Waking up to Whiteness course
Opening the Door to Theological and Biblical Discussions on Race as a White person
Within the contemporary Western church and theological institutions, it is common for disciples of Jesus from a “Global Majority Heritage” to highlight their contextual particularity as an intrinsic grounding for God-talk and the Christian life as a whole. However, only recently have White Western Christians and theologians begun to reflect on their own placement regarding the colonial wound of White Western modernity.

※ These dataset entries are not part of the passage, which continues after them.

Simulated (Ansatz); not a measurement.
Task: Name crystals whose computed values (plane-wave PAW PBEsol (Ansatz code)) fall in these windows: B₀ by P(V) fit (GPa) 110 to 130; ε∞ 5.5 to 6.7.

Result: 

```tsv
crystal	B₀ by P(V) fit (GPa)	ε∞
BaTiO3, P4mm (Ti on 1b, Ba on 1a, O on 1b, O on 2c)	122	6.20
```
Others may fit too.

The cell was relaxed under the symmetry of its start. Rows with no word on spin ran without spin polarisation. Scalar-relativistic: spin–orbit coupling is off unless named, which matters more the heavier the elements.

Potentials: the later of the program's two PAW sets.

In this online 2024 Whitley Lecture, Tim Judson advocates an approach to theology that faces the inadvertent and invisible assumptions made by White people and White institutions in the name of a paradigmatically White Jesus. He witnesses the charge from Black theology towards White Christians. Rather than instrumentalising Blackness, he reflects on the lessons he is learning from Black thought and experience, which have been a mirror and critical friend regarding his own White subjectivity. He proposes a work of reconfiguration in order to address the heart turned in on itself racially (Whiteness), which entails a personal struggle to see, hear and perceive oneself as a disciple who is consciously White. Judson then offers a reading of Gethsemane that yields a helpful theological imaginary for White people like himself seeking to attend to this. From here, Judson proposes some of the rudimentary ways through which White churches and institutions can cultivate greater wakefulness, helping disciples to “stay awake with Christ” and resist the temptation towards racial slumber in a world that is continually racialised by Whiteness.
About the Speaker
Tim Judson is Lecturer in Ministerial Formation at Regent’s Park College, University of Oxford. He also serves as Pastor of Honiton Family Church (SWBA), Devon, having trained for Baptist ministry at Bristol Baptist College.
He has recently published his first full monograph, Awake in Gethsemane: Bonhoeffer and the Witness of Christian Lament (Baylor University Press, 2023). Tim is part of the Baptists Together national racial justice hub and a member of the International Bonhoeffer Society. He holds a PhD from the University of Aberdeen.